Cobalt is a base material used in manufacturing. Usually a byproduct of refining copper or nickel, this element is used in items that include electric vehicle (EV) batteries, industrial equipment parts, and paints.
Particularly due to rising demand for lithium-ion batteries in electronic devices and electric cars, cobalt prices rose steadily in 2021 and 2022. Mining companies increased output in response, leading to a cobalt surplus.

Demand also dropped for several reasons, including the development of low-cobalt batteries and concerns about human rights and environmental abuses in the Democratic Republic of Congo, where more than 70% of cobalt was mined in 2024. By mid-2024, the spot price of cobalt was down more than 60% from the highs it reached about two years prior.
Facing an oversupply and tanking prices, the Democratic Republic of Congo announced a temporary cobalt export ban in early 2025. The ban increased the price of cobalt by a little more than one-third in the first half of 2025. The ban ended in October 2025, but it's been replaced by an export quota that will restrict DRC cobalt exports in 2026 and 2027 to roughly half of 2024 levels.
Cobalt is used in most EV batteries and has a wide range of applications. Short-term price fluctuations aside, investing in cobalt stocks is worth considering if you believe its widespread use in battery technology and renewable energy will continue.

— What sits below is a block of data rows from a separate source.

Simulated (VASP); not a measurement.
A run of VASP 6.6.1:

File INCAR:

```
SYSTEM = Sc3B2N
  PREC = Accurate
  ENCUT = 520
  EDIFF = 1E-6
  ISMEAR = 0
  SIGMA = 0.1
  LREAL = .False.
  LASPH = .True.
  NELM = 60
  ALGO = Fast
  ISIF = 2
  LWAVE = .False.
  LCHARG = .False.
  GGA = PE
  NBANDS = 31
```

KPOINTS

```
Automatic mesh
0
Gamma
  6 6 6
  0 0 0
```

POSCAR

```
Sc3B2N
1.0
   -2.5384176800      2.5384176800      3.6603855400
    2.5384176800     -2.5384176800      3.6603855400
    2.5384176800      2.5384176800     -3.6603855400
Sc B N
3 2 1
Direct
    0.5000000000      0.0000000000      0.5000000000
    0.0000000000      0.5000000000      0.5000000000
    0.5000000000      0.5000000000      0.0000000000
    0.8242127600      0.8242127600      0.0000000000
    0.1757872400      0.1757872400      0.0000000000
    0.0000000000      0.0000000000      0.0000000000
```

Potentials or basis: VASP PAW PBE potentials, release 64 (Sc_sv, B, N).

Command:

Top cobalt stocks for 2026
Like any other commodity, cobalt prices can be highly volatile. Additionally, since cobalt is a byproduct, there aren't really any pure-play cobalt stocks within the metal mining industry. Many cobalt stocks aren't listed on a U.S. exchange.
One good option is buying shares of an international mining exchange-traded fund (ETF) that invests more specifically in businesses involved in battery tech, such as the iShares MSCI Global Metals & Mining Producers ETF (PICK +0.13%) or the Amplify Lithium & Battery Technology ETF (BATT -0.33%).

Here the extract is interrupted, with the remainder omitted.